CLASS-11SOME IMPORTANT THEOREM ON SUBSETS

Some Theorems On Subset -

Theorem.1)   Every set is a subset of itself.

Theorem.2) The empty set is a subset of all Sets

For example, if P = {1, 3, 5, 7}, Q = {1, 3, 5, 7}, then Q ⊆ P and ϕ ⊆ P

If, P is a subset of empty set, if P ⊆ ϕ, then P = ϕ,

P itself is the empty set. Thus ϕ ⊆ ϕ

Theorem.3) If P ⊆ Q, and Q ⊆ R, then P ⊆ R

Proof.  Let, x ∈ P, then since P ⊆ Q, x ∈ Q.

Now, x ∈ Q

=>   x ∈ R because Q ⊆ R

x ∈ P, and x ∈ R

so, P ⊆ R

Theorem.4)  For any two sets P & Q, if P ⊆ Q, and Q ⊆ P, then P = Q and vice versa

Proof.-   Let, x ∈ P, then x ∈ Q since P ⊆ Q …………..(i)

Also, x ∈ Q, then x ∈ P since Q ⊆ P …………………..(ii)
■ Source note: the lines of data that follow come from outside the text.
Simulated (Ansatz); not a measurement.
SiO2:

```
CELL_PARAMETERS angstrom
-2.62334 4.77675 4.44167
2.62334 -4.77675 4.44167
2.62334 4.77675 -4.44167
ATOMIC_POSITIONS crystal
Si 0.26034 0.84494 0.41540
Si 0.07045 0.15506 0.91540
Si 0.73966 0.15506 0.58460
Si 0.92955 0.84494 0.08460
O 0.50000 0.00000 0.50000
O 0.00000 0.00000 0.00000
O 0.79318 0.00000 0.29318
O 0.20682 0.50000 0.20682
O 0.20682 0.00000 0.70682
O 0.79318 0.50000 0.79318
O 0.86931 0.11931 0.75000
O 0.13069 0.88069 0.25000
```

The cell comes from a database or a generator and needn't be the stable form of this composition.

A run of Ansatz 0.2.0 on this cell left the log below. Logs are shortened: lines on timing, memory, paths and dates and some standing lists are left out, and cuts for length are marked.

Conversely, let P ⊆ Q, then

x ∈ P  =>  x ∈ Q, since P = Q,

So, P ⊆ Q

Similarly,  x ∈ Q  => x ∈ P  (since P = Q),

So,  Q ⊆ P

For example, let P = {Richard, Pollard, John}, then all the possible subsets of P are

Q = {Richard, Pollard, John}, R = {Richard, Pollard}, S = {Richard, John}, T = {Pollard, John}, U = {Richard}, V = {Pollard}, W = {John}, X = ϕ

The sets Q and X above are considered as subsets of P, Q ⊆ P and X ⊆ P but sets R, S, T, U, V, and W are considered proper subsets of P, R  ⊂  P, S ⊂ P, T ⊂ P, U ⊂ P, V ⊂ P, W ⊂ P.